Have you noticed that everything online feels like it’s dialed up to eleven lately?
The calm, reasonable takes barely get a ripple. But the second someone screams that the world is ending or that we’re all about to be trillionaires – boom, millions of views. It’s not an accident. It’s the game now.
I recently sat through a conversation with Nuseir Yassin – the guy behind Nas Daily – at a crypto creator event in Lisbon, and he cut straight through the noise with a truth that’s uncomfortable but impossible to ignore: social media rewards extremes, and creators are just giving the algorithm what it’s hungry for.
The Algorithm Doesn’t Care About Nuance
Let’s be honest – nobody is doom-scrolling at 2 a.m. looking for a measured, 12-minute video titled “The Economy Is… Complicated.”
We say we want depth, but our thumbs betray us every single time.

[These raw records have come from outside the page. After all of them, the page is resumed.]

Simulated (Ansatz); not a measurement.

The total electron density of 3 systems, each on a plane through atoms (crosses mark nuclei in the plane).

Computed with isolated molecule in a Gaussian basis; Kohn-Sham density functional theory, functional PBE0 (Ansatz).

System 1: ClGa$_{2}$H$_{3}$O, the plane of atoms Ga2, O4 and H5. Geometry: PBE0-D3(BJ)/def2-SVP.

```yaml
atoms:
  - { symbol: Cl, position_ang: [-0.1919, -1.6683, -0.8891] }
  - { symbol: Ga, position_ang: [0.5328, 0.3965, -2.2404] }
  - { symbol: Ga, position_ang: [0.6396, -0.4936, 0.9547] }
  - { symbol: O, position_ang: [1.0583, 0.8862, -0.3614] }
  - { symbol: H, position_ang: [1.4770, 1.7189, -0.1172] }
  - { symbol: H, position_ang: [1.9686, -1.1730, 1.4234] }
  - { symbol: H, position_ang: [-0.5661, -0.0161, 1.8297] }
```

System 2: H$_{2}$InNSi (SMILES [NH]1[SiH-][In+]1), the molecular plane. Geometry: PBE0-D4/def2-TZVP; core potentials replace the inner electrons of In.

“People don’t want to hear about someone with a 9-to-5 job. They want the guy who never works – or the one who works 100 hours a week and still finds time to mine Bitcoin with a nuclear reactor in his basement.”
– Nuseir Yassin, paraphrased from the Lisbon interview
He’s not wrong. The tallest man in the world, the shortest woman, the teenager who turned $300 into $30 million on a memecoin, the trader who lost everything shorting Bitcoin at 90k – those are the stories that stop the scroll.
Average height? Average portfolio? Average life? Invisible.
Why Extremes Win the Attention War
It’s basic human wiring meeting ruthless algorithmic incentives.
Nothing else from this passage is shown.